Stannis’ Campaign in the North

“And the more we bleed each other, the weaker we shall all be when the real enemy falls upon us.” (ASOS, Jon XI)

Stannis Baratheon was the one king who answered the call of the Night’s Watch. His defeat of the Free Folk outside of the gates of Castle Black ensured that Westeros was not invaded by a hostile force of Wildlings under the command of Mance Rayder. But while Stannis’ victory ensured that the Wall would be secure from Wildling incursion, the Others were coming. Stannis could not hope to defend the realm with his small army alone. He needed the North.

And so, Stannis sent ravens to the major houses of the North in hopes of securing fealty in the short-term and support against the Others in the long-term. But there were two major problems. The first was the Ironborn were still in the North. Having invaded while much of the Northerners’ military strength was south of the Neck, they still occupied many key castles and towns in the North. They would need to be expelled or co-opted.

The second problem was that Roose Bolton had been elevated to the position of Warden of the North by the Iron Throne and the Lannisters, the same Lannisters who previously decreed that Stannis was a traitor. This placed Stannis Baratheon and Roose Bolton on a collision course. As Warden of the North and a Lannister ally, Roose Bolton would fight against Stannis. Stannis needed to deal with the Boltons first before he could begin preparing for the invasion by the Others.

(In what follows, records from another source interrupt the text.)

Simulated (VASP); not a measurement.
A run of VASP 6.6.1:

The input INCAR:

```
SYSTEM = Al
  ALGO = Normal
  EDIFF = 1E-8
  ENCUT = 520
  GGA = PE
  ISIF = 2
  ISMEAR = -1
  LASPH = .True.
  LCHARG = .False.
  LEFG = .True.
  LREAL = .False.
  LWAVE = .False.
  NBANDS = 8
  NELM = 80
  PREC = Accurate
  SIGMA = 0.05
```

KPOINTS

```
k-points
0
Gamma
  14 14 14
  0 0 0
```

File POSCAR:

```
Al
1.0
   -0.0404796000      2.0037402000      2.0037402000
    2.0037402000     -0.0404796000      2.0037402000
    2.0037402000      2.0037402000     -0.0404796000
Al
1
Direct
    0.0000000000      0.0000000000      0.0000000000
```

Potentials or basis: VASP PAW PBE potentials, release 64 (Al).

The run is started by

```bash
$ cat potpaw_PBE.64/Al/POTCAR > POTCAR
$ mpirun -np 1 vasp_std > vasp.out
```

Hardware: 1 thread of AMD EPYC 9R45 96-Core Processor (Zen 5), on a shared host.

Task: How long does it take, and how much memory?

With the Ironborn still reaving in the North and Roose Bolton serving Lannister interests, the response to Stannis’ request for fealty was tepid. The Mormonts would only swear fealty to a STARK. The Manderlys begged off. Mors Umber and half of the Umber bannermen would join Stannis, but only if Stannis would provide him the skull of Mance Rayder and forgive the other half of the Umbers who had sworn fealty to Roose Bolton. The only other house to join with Stannis wholeheartedly was the Karstarks. I’ll have a lot more to say about the Karstarks in part 2, but for now, they were the only house to swear full lealty to Stannis Baratheon.

Stannis needed to march. He needed to defeat the Ironborn and the Boltons and somehow convince other houses in the North to join his cause. After resettling some of the Wildlings in the Gift and burning Mance Rayder, Stannis prepared to march out from Castle Black. Stannis’ initial target was the Dreadfort, seat of the Boltons. In Stannis’ mind, taking the Dreadfort would be a decisive blow to Roose’s reputation in the North. The Boltons were currently occupied far to the south besieging Moat Cailin, and Stannis thought that the Boltons wouldn’t arrive in time before Stannis could take the Dreadfort. Arnolf Karstark, Stannis’ only Northern ally at the time, agreed and encouraged Stannis via raven to march in that direction.

Jon Snow, Lord Commander of the Night’s Watch, counseled otherwise.

“Unless your host can outmarch a raven or a line of beacon fires, the castle will know of your approach. It will be an easy thing for Ramsay Bolton to cut off your retreat and leave you far from the Wall, without food or refuge, surrounded by your foes.” (ADWD, Jon IV)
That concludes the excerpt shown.